When I read the story of Mary and Martha a couple of things stand out to me that may be new to you as well.

Martha is doing everything she should be doing. The other men (and women) around her would have seen her work, not as a distraction, but as her upholding her duty. If she was me, she would be meal prepping, washing, folding, and organizing the baby clothes, cleaning the house, decorating the nursery, writing up a birth plan, and documenting it all with perfectly snapped photos on her Instagram account. Martha was taking care of business, doing what needed to be done according to the expectations and customs of the time.

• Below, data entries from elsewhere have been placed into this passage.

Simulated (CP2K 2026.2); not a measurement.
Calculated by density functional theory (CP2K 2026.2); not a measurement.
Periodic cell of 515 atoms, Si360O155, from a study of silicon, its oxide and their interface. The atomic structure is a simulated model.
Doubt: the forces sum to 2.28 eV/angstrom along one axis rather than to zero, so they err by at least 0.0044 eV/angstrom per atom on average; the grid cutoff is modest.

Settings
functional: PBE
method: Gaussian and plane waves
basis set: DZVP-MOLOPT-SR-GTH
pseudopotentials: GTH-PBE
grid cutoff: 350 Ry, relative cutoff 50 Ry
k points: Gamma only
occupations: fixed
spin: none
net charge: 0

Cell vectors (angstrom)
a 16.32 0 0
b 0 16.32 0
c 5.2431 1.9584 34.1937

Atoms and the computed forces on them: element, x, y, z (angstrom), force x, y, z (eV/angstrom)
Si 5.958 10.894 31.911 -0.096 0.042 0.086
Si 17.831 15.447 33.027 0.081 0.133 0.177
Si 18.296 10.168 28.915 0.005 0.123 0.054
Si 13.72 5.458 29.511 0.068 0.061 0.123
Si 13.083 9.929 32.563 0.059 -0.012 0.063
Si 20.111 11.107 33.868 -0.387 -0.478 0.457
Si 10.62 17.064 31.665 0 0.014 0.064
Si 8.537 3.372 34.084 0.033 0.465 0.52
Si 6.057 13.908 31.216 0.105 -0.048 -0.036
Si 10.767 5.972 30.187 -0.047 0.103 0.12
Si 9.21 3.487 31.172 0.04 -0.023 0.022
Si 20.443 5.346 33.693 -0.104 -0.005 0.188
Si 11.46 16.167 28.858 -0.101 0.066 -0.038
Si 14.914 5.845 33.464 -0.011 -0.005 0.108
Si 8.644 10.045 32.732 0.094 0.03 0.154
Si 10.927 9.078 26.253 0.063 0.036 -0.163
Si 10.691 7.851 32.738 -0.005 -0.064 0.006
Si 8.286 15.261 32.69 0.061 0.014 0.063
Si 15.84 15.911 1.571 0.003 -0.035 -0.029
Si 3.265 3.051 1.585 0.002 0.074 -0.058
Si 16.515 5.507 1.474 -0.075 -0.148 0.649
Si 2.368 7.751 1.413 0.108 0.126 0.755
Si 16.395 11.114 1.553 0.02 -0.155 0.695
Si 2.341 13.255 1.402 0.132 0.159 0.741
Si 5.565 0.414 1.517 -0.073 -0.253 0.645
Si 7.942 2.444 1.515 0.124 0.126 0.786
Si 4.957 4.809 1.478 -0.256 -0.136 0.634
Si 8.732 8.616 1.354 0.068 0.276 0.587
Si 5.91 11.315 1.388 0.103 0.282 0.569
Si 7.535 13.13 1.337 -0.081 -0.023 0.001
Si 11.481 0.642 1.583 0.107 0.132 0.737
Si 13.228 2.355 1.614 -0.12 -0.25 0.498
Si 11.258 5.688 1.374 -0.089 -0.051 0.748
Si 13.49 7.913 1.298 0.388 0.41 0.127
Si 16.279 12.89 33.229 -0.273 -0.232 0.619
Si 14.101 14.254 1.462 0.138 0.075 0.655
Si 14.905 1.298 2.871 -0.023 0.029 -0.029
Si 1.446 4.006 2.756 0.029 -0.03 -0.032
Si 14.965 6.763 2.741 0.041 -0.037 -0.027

Martha was probably not the only one who thought Mary needed correcting. The other people in the room probably thought it odd and perhaps even inappropriate that a woman was sitting, listening to what Jesus was saying instead of helping with the duties. Her place was next to Martha, and Martha would not have been the only one to notice that empty space. Society uses a very different measuring stick than God, and it can be really difficult to quiet those voices and expectations in your head. For most of us, we have been raised with these voices and measuring sticks as normal, and it is hard to go against the grain and to make a choice you know is wise but can look foolish to everyone else. In my mind, I imagine Mary got some snarky looks and heard others whispering behind her, but she kept her eyes and ears focused on Jesus.

My favourite part of this story is when Jesus says “Martha, Martha.” He doesn’t just say her name once and carry on. He says her name twice. I picture Jesus saying her name tenderly as he shakes his head ever so slightly in a knowing way. He knows us so intimately, he knows Martha’s heart is well-intentioned to serve, to take care of the guests in her home, to do her duty. He knows she is tired from doing it all on her own. He knows that like a child she just couldn’t quite see what her choices could mean. He says her name twice so she really hears Him, to catch her ear. In her busyness, in her frantic haze, He says her name twice to break through and get her to pause to hear what He has to say because what He is about to say will change everything if she would just take a moment to listen. She comes to Jesus for a quick fix, to get Mary to help and I picture her almost starting to rush away, trusting He will send Mary in after her, but the “Martha, Martha” stops her in her tracks.

I love how God’s word always remains true, whether it feels like coming home to familiar passages or stepping into new territory. I love how you can read the same story over and over again and each time the Spirit meets you there with something new. God’s word never grows tired, it never grows stale and stagnant, because God’s word is alive.

So as I sit here typing, I feel that nudge and hear that whisper, “Alicia, Alicia.” I know I need to take my own advice and turn toward that familiar voice instead of all the “shoulds” that surround me.

May we be women that are free from the pressure and guilt Martha felt, and instead find peace in the presence of that voice and allow things to be undone or messy if that voice is calling us to engage with His bigger better plan. May that voice become more and more familiar and discernable in our noisy lives. May our eyes and ears stay focused on Him as the other voices around us try to distract and discourage us.